A man in a concentration camp striped prisoner suit holds the forearm of a woman with shaved head in the same suit
Jonah Hauer-King as Lali Sokolov and Anna Próchniak as Gita Furman in ‘The Tattooist of Auschwitz’

Based on the mega-selling book by New Zealand writer Heather Morris, six-part series The Tattooist of Auschwitz tells the true story of Slovakian Jew and Holocaust survivor Ludwig “Lali” Sokolov, who was sent to Auschwitz-Birkenau in 1942 and given a job tattooing identification numbers on prisoners. The role allowed him special privileges — increased rations, private sleeping quarters — and led to him being taken under the wing of volatile SS officer Stefan Baretzki (played in the series by Jonas Nay). It was Baretzki who encouraged Lali’s blossoming love affair with fellow prisoner Gita and provided cover for their trysts. Marrying after the war, the couple relocated to Australia and remained together for 60 years.
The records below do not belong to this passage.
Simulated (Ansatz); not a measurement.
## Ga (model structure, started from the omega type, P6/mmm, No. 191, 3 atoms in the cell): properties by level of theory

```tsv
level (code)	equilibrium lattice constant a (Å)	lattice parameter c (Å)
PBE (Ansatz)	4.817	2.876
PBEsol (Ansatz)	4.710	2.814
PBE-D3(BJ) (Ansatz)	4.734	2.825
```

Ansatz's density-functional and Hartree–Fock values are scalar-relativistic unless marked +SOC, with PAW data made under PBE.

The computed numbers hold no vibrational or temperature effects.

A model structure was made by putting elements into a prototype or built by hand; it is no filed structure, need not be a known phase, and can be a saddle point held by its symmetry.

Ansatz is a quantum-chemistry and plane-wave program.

Director Tali Shalom-Ezer uses the conversations between Morris (Melanie Lynskey) and the octogenarian Lali (played with brittle sadness by Harvey Keitel) as a framing device for this adaptation. The narrative shifts between the past — we follow young Lali (Jonah Hauer-King) through deportation and imprisonment to liberation — and modern-day Melbourne, where he sits as a widowed old man in his apartment haunted by ghosts from his past.

Care has been taken to show the effects of the trauma: Gita (Anna Próchniak) and Lali’s marriage nearly buckles under the weight of their history, while Lali’s survivor’s guilt is compounded by having benefited from Baretzki’s favouritism. While the series doesn’t shy away from Auschwitz’s brutality and bloodshed, it also makes a point of honouring the dead by pausing the narrative to show colour-saturated stills of murdered characters, an awkward but well-meaning reminder that the camp’s estimated 1.1mn victims were more than the numbers imprinted on their arms.

Yet for a series that bends over backwards to respect its subject matter — it was made with the help of Jewish historian Naomi Gryn — it contains some strange creative decisions. Why does young Lali speak in plummy English tones while Keitel’s Lali has an eastern European accent? And why does our handsome central couple remain dewy-skinned after three years of confinement while their co-stars are caked in dirt? Most baffling are the widescreen shots of Auschwitz-Birkenau which, complete with chimneys belching black smoke and fire, are shonkily rendered in CGI, undermining the efforts at authenticity elsewhere.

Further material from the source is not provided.